Hamill v. Mid-Century Ins. Co. – 9/3/2010
Arizona Court of Appeals Division Two Holds That When a Motorist’s Insurance Company States That It Will Pay Any Judgment or Settlement Regardless of the Policy’s Stated Liability Limit, The Motorist Is Not an Underinsured Motorist for Purposes of A.R.S. § 20-259.01.
Plaintiff Hamill sued a driver (“the Driver”) who struck him while he was walking in a parking lot. Although the Driver’s liability limit for bodily injury coverage was $100,000, her insurance company, State Farm, stated that it would pay any judgment or settlement. A jury awarded Hamill $165,000, and the Driver appealed. Hamill and the Driver then settled for $152,000, which State Farm paid. Hamill meanwhile submitted an underinsured motorist (“UIM”) claim to his own insurance provider, Defendant Mid-Century, seeking to recover the amount by which his judgment exceeded the $100,000 liability limit of Driver’s State Farm policy. Both parties agreed to arbitrate the claim and further agreed to offset any arbitration award by $134,259.59. The arbitrator ultimately found that Hamill was damaged in the amount of $126,000. Mid-Century refused to make any payment under the UIM policy because this award was less than the offset and the amount State Farm had paid. Hamill then sued Mid-Century for breach of contract, seeking the difference between the offset and the $165,000 jury award. Mid-Century moved for summary judgment, which the trial court granted.
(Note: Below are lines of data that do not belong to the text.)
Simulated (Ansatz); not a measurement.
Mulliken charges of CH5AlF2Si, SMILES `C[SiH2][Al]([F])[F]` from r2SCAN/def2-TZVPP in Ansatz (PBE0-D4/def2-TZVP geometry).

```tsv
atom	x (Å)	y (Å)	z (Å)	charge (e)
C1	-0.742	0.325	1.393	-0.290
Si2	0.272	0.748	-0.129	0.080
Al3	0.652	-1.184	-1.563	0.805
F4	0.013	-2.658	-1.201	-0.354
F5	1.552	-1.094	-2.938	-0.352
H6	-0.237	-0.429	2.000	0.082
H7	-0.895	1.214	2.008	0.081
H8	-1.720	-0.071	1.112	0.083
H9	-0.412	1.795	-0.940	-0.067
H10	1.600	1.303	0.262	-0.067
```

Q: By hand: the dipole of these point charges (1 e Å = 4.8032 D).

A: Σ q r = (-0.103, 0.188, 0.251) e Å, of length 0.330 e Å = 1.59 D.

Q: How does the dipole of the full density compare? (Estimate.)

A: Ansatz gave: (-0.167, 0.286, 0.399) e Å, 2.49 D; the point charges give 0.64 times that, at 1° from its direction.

The ArizonaAppeals Court affirmed, holding that the Driver was not underinsured. The Court explained that under A.R.S. § 20-259.01, which governs UIM insurance, Courts must look to the applicable insurance policy to determine whether a driver is underinsured. In this case, State Farm stated that it would pay any judgment or settlement, effectively eliminating the $100,000 liability limit in the Driver’s policy. Because the liability limit was not less than the damages, the Driver was not underinsured and Mid-Century was not obligated to make any payments under the UIM policy. See A.R.S. § 20-259.01(G).
The Court rejected Hamill’s assertion that his UIM policy required the Court to look to the stated policy limit rather than what State Farm actually did to determine whether the Driver was underinsured. The Court explained that the UIM policy, like A.R.S. § 20-259.01, focuses on the applicable insurance policy, which in this case effectively had no liability limit. The Court also rejected Hamill’s other arguments based on inapposite cases.
Chief Judge Howard authored the opinion; Presiding Judge Brammer and Judge Espinosa concurred.